Models API
This page documents the model APIs in CausalFM.
Model Classes
StandardCATEModel
Class: causalfm.models.standard.StandardCATEModel
Foundation model for standard CATE estimation.
This model uses a transformer architecture with GMM prediction head for estimating conditional average treatment effects.
Example:
from causalfm.models import StandardCATEModel import torch # Create new model model = StandardCATEModel(use_gmm_head=True, gmm_n_components=5) # Or load pretrained model = StandardCATEModel.from_pretrained("checkpoints/best_model.pth") # Estimate CATE x_train = torch.randn(800, 10) a_train = torch.randint(0, 2, (800, 1)).float() y_train = torch.randn(800, 1) x_test = torch.randn(200, 10) result = model.estimate_cate(x_train, a_train, y_train, x_test) cate = result['cate'] # Point estimates
IVModel
Class: causalfm.models.iv.IVModel
Foundation model for instrumental variables setting.

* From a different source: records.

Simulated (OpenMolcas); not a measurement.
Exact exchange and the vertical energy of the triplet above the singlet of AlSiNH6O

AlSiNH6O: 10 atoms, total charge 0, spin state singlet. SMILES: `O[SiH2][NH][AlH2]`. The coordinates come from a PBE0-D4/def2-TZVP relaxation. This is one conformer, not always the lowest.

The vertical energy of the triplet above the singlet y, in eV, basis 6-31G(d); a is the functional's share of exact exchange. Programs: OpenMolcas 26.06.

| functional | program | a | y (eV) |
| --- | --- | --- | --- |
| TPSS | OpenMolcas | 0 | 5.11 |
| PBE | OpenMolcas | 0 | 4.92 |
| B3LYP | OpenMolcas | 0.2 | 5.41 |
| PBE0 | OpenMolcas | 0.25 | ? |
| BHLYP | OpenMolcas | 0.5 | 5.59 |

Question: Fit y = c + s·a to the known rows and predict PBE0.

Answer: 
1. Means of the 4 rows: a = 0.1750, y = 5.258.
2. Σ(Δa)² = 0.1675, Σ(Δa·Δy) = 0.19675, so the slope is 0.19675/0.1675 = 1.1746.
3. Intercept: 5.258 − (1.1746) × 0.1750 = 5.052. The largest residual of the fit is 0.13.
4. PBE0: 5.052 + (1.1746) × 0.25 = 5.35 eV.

This model uses instruments to identify causal effects in the presence of unobserved confounding.
Example:
from causalfm.models import IVModel import torch model = IVModel.from_pretrained("checkpoints/iv_model.pth") # Requires instrument variable z x_train = torch.randn(800, 10) z_train = torch.randint(0, 2, (800, 1)).float() # Binary instrument a_train = torch.randint(0, 2, (800, 1)).float() y_train = torch.randn(800, 1) x_test = torch.randn(200, 10) result = model.estimate_cate(x_train, z_train, a_train, y_train, x_test) cate = result['cate']
FrontdoorModel
Class: causalfm.models.frontdoor.FrontdoorModel
Foundation model for front-door adjustment setting.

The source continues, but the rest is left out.